I totally botched my syntax exam today. I’d be damn lucky to get 50% on it. I’ve never botched an exam this bad. No, in fact, I’ve never botched an exam, period. B+ was the worst grade I’ve received and even then I had been very sick for nearly three weeks before I had the midterm. Usually it’s As and A+s I see on my report card. I had four A+s and one A last semester, scoring 9.8 in average out of 10. I’m no genius – I just take my studies seriously and put my (almost) best effort. It was no different this time.
The 3rd year syntax course was especially difficult so I worked extra heard, paying close attention to the lecture, reading the textbook with sharpened concentration and really trying to understand the concepts behind. Before I botched my exam today, I had been doing well throughout the course, scoring 90% average on assignments and midterms – all those combined are worth 60 points, so 90% of that would be 54. If I scored 75% on today’s final, which in itself is a pretty bad grade, I still would’ve ended up with 84 points, an A-.

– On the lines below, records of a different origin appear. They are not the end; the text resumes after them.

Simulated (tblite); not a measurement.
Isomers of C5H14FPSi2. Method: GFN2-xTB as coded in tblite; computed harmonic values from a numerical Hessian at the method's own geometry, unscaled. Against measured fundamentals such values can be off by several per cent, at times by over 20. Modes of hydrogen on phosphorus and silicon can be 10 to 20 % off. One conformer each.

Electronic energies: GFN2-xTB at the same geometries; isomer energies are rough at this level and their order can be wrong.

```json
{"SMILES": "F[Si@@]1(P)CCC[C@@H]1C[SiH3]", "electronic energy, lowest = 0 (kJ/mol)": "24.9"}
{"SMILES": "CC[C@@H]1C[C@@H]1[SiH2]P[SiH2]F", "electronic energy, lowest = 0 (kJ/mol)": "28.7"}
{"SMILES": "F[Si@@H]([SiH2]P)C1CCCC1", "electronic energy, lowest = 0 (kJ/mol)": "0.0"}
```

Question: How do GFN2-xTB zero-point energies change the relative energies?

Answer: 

The fact is that I’ll probably see either a B or C+ for the first time since I entered university. I don’t know how it came down to this. The professor wasn’t particularly good at explaining stuff, but he knew a LOT, tried his best and was available for questions, so I really can’t blame him for this. I’ve tried hard. I thought I understood pretty much everything the course had to teach. When I saw the exam, however, I knew I was in trouble. I spent too much time on the first two questions, and I grew more and more anxious as the time ran out. By the time I only had 30 minutes left and couldn’t finish half the exam (the exam was 3 hours), my mind started fading away and I couldn’t understand the sentences written on the exam. I was zoning out. Feeling cornered, I scribbled some BS that didn’t make any sense. A feeble attempt to salvage some points. But in the end, I knew I screwed up like I never did before.
Reality sinks in. Feeling all drawn out. Empty-headedness. Sense of failure. Fear of losing part of my scholarship. My pride as a straight-A student goes down to the drain. This is the first real failure I’ve tasted. It doesn’t taste good.
I’m back home now. I’m still zoned out. I called dad and delivered this disappointing news. He gave me a good mixture of lectures and encouragements. I’m sure he’s disappointed. I wouldn’t go so far as to say his life’s purpose is to see me do well, but it’s certainly one of the major forces that drive his old body to work crazy hours and go on. I can’t disappoint him again.
If it’s of any consolation for myself, I did some math and it turned out that I won’t lose any of my scholarship here at OttawaU no matter how low I sink in this class, because the grades from the last semester provide a good buffer and I did well on the other two exams. The remaining exams, Japanese and Philosophy, aren’t much of a problem, although they have become more of high-stakes now that I botched my syntax exam. I may or may not lose part of the scholarship for my summer school in Korea, though, as I need a GPA of 3.8 or higher and I’ll sink below 3.8 if I end up with a C+.
I was going to eat something nice, play Star Ocean: The Second Story and go to bed early, but I’m going to dig the philosophy textbook instead. $500 is a lot of money to lose. That’s about 45 Shawarma dishes. Get a load of that.